Short-term car insurance seems like a great idea, but what are you really getting?
Lots of websites throw around the terms “short-term” or “temporary” car insurance without mentioning which companies actually provide it or where to buy it. That’s because most standard insurance companies don’t offer policies shorter than 6 months in duration. In this sense, the terms “short term car insurance” or “temporary car insurance” actually entails a different process than they suggest. Basically, it requires you to cancel your 6-month or 12-month policy mid-term. Still, if you’re looking to pursue an insurance policy on a short-term basis, there are some things you should consider.
As stated, the most popular insurance providers will only offer you policies that are either 6 months or a year long. Ideally, an insurance company wants to keep you as a client for as long as possible. Writing and selling policies that are only a week or a month long don’t facilitate their financial goals. From their perspective, clients who purchase a short-term policy aren’t likely to renew at the end of the term and thus they have less of an incentive to sell to them.
While it varies by company, most policies will begin with a down payment that is between 30-45 days of premium. If you cancel five days into your policy period, you’re not always guaranteed to get all your premium back.

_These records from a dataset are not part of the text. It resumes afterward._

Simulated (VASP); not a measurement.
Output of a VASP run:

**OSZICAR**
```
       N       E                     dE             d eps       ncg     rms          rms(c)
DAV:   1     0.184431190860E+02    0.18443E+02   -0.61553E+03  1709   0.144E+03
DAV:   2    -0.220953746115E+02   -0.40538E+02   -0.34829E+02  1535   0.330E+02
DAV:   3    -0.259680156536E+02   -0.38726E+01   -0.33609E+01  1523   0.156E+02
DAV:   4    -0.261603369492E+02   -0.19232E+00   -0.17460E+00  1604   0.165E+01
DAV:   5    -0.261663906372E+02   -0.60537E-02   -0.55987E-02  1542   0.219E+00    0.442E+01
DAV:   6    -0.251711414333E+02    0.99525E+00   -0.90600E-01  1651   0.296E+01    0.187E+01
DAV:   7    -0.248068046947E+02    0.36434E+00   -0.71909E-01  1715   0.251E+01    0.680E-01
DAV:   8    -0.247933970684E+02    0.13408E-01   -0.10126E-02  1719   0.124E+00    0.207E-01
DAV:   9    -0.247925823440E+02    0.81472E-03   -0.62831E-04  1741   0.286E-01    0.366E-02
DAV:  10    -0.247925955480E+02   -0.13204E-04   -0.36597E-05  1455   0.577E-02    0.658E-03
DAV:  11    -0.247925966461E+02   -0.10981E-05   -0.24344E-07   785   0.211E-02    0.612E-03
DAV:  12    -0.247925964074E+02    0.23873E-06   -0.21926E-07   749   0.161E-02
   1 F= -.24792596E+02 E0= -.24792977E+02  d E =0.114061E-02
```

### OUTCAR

Unless you live in the handful of states that don’t require auto insurance, your state probably requires you have to carry at least the legal liability limit. If you’re caught driving without insurance, you will most likely be ticketed and have your license suspended.
Furthermore, if you’re leasing or financing a vehicle, your lender will usually require you to carry the state minimums as well as comprehensive and collision—and certainly not in a short-term capacity. Keeping with the concept of short-term insurance, i.e., canceling your policy early, if your lender discovers you’re driving without insurance, you can risk getting your vehicle repossessed.
A lot of insurance companies will ask you if you’ve had 6 months of prior continuous coverage before agreeing to take you on as a client. Entering into a new relationship with an insurance company as currently uninsured could impact which companies you qualify for, as well as your premium.
This is a big risk you take when driving without insurance. If you're found at fault after an accident without insurance, you will most likely be ticketed, have your license suspended, and could even be sued for the property or liability damages you caused. Moreover, if you’re the victim of a hit-and-run type situation, you don’t have a collision or comprehensive deductible to soften the blow for any damages caused to your vehicle. If you wanted any damages to your vehicle replaced, you would have to pay for the damages yourself.
The idea of temporary car insurance is a nice one, sure. You have car insurance for when you need it and only then. However, it’s not a common practice for insurance companies to offer anything other than 6 or 12 month policy periods. If you want car insurance on a temporary basis, which we don’t recommend, the only way to create it is to begin and policy and cancel mid-way through. As we stated, this practice can land you in a lot of trouble for a number of reasons.
Although car insurance can be expensive, it’s cheaper than the world of trouble you can get yourself in if you’re caught driving uninsured or getting into an accident without insurance.